Reverse of diffraction Can we arrange a practical in such a way that the dark and bright bands in diffraction grating be allowed to pass through the same slit to get the original light (i.e the incident light before diffraction), just like we reverse the arrows in reflection and refraction
 A: for light beams, you might also consider something called a corner reflector or retro-reflector. this is a glass prism cut in such a way that any beam of light entering it is reflected back at almost exactly the same angle that it made going into the prism. if you constructed a flat plate containing a large number of small corner reflectors and placed it at the location of the screen in the experiment you describe, then all the light striking the plate across its width would be reflected back to the slit. 
I do not know how that collection of beams coming back into the slit would behave when they all meet!
A: Reversing diffraction is precisely what is done in Fourier Optics! 

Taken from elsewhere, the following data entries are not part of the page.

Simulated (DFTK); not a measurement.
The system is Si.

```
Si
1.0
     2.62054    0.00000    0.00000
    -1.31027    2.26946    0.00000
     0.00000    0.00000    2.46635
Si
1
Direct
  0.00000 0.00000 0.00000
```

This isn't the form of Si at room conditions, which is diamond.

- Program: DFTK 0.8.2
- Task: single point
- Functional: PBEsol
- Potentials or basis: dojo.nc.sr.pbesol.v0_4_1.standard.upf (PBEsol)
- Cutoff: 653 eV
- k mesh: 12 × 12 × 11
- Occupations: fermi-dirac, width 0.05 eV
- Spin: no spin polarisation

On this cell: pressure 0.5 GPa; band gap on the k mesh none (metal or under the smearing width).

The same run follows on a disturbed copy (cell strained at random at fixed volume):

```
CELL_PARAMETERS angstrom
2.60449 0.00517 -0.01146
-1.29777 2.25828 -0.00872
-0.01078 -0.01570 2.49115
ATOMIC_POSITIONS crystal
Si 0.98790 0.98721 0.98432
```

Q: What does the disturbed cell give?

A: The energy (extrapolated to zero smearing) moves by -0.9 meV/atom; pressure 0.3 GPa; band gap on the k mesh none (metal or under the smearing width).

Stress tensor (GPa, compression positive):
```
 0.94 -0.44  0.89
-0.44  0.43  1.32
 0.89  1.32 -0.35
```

There, instead of placing a screen after the slit to see the diffraction pattern, a lens is put there instead. If you arrange the diffraction image to lie at the back focal plane of the lens, you will see the image of the slit itself at the front focal plane of the lens. 
This procedure of reversing diffraction relies on a fundamental Fourier transform property of a thin lens. The idea is that placing an object exactly one focal length $+f$ away from the lens will produce an image of the object one focal length $-f$ on the opposite side that is the Fourier transform of the object.
This is shown in the image below

A: Optics is time-reversal invariant, so the short answer is "yes".
As a practical matter it is essentially impossible to set up the exact reversed situation, but we can set up good approximations in some cases (and in particular in electromagnetic bands not including visible light). Once the approximation is good enough it becomes useful.
A "phased array" transmitter is exactly a mechanism for focusing electromagnetic waves by emitting them from many places with carefully arranged phase off-sets. They are difficult to build, tune, and operate effectively; but they are a thing.
A: In order to reverse the light in a double-slit interferometer to form a single beam, it is necessary to exactly time-reverse the light from the band pattern -- including the relative phase of each part of every band.  This can be done, but it is not easy.  Because a hologram records phase as well as amplitude, the method that will work best is to record the band pattern as a hologram, then reconstruct the hologram in reverse.